This essay will aim to address what a Royal Prerogative is and the significance of this power within the U.K Legal framework. In addition, this essay will also look at how other areas of the law such as Acts of Parliament and conventions have influenced and challenged the power and significance of the Royal Prerogatives until the present day. There have also been numerous challenges to the Royal Prerogative through cases brought before the courts. These cases have had mixed success in challenging the Royal Prerogative. This essay will also reflect on the future of the Royal Prerogative within the United Kingdom legal framework and whether all remaining Royal Prerogatives will be incorporated into a statutory format as the United Kingdom moves ever towards the possibility of a written constitution.
The Royal Prerogative has been defined by some sources as ‘The special rights, powers, and immunities to which the Crown alone is entitled under the common law.’ The scope of these powers and who the Crown is has changed over time as the United Kingdom legal framework has changed from an absolute monarchy to a constitutional monarchy. In modern times, the powers and rights allocated within the Royal Prerogative not only apply the Crown or Monarch but in modern day politics, extend to ministers as well. This is due to the fact that many modern day prerogatives are made by representatives of the Crown, rather than by the Queen directly, as the Queen has limited power, prerogatives are usually exercised by members of the executive under the Queen’s authority. However, the Queen does have some control over the appointment of ministers as ‘the Queen has unlimited power to appoint whom she pleases to be her ministers.’ The representatives of the Crown are usually Ministers who form part of the executive. They are directly responsible to parliament when exercising the powers of the Royal Prerogative.

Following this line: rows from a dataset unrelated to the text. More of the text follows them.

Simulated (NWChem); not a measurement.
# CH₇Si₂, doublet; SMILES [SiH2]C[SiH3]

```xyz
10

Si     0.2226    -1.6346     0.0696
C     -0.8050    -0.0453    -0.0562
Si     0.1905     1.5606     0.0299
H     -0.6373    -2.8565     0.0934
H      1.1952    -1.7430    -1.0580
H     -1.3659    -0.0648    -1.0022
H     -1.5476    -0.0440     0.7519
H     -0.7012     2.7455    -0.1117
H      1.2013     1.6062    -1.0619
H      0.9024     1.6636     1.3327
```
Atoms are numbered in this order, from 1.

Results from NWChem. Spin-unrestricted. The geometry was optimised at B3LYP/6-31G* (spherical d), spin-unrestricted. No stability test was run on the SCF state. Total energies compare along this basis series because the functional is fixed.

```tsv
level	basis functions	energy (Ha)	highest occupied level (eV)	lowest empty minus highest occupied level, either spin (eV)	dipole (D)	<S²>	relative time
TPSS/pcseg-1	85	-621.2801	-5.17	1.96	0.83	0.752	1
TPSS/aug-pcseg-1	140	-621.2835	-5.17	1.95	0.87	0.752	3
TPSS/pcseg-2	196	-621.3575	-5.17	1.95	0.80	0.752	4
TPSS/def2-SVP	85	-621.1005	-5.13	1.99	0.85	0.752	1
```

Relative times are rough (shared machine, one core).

Royal Prerogatives can be categorised into quite a number of different areas such as the Judicial i.e. ‘it is under the prerogative that the Crown grants special leave to appeal from colonial courts to the Judicial Committee of the Privy Council.’ There are numerous other areas where the Prerogative powers are used and scope of these ranges from the signing of treaties, which is usually done by a Minister on behalf of the Queen, to the opening of Parliament that is one of the few Royal Prerogatives the Queen still exercises herself. There is no clear definition as to the extent to which these powers exist and whether or not some of these prerogatives are still viable today, ‘some have fallen out of use altogether, probably forever-such as the power to press men into the Navy.’ It is also a matter of concern that the majority of Royal Prerogatives are no longer in the hands of the Monarch and are used by the executive arm of government.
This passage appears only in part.